When I was ten years old and in my final year of primary school – back in the days before ‘Year Six’ was a thing – my class was given a year-long project. We were given ring binders (so grown up!) and twelve of those tabbed cardboard dividers, and set the task of learning all about the then EEC. Yea, for this was 1991, in the pre-Maastricht Treaty days of the European Economic Community. And I, already proud owner (and post-USSR, biro-wielding editor) of Usborne atlases and encylopedias, was in clover. I read about post-war history and the origins of the European project. I drew maps and learned about capital cities and key politicians, and I scrapbooked madly from travel agent brochures and the papers to build up a picture of each of the 12 countries in the community.
I have never, consciously, not been European.
English and British, sure, but also European, formed by primary school projects and an obsessive love of Elinor M Brent-Dyer’s Chalet School stories; boarding school stories set in Austria and Switzerland, as well as the Channel Islands and Wales, where an English schoolgirl’s best friend was as likely to be from France, Italy or Germany, as she was to be from the same town.
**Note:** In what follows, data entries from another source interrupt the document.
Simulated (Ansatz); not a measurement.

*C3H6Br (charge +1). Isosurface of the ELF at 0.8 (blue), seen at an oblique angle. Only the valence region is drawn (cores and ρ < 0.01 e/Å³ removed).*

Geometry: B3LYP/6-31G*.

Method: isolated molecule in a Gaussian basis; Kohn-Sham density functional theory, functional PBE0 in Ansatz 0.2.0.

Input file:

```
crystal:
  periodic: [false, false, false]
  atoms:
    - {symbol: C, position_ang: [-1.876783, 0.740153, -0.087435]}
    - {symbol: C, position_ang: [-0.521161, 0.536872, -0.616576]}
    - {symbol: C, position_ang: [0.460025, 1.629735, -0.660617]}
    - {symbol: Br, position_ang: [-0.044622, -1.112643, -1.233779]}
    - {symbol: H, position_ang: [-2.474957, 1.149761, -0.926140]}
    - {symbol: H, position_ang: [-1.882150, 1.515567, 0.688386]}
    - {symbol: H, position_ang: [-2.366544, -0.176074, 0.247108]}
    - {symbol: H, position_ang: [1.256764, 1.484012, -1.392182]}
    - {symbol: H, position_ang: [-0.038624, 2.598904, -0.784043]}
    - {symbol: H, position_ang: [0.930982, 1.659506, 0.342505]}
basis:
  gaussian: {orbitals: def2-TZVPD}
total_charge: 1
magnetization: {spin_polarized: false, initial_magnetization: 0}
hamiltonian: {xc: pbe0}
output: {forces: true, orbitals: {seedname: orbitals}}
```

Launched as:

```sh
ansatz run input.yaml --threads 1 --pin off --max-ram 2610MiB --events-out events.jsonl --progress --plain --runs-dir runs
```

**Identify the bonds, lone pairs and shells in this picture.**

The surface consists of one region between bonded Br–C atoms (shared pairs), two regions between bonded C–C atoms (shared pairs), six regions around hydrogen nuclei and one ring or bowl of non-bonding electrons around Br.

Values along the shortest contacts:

Later, my affection for history was dragged out of stories and into academic study in a GCSE history course that ran from World War One to the break up of the USSR. We covered the whole ambominable mess of twentieth century Europe. I learned the dangers of obsessive nationalism and national self interest at a time when nations made out of Woodrow Wilson’s desire for self-determination were breaking apart in Eastern Europe, finally free to do so, and when countries which had been behind the iron curtain were starting to seek entry into what was now the European Union.
My position on the EU and the upcoming referendum is very simple. I want in. I cannot imagine not being in, and I don’t want to have to, thank you very much.
However, that in itself is not a particularly convincing argument, and as it is an argument happening within my own family, let alone my own social circles, I have been trying to think more clearly about why I find the answer to the referendum question so simple, and so better explain my pro-European-ness.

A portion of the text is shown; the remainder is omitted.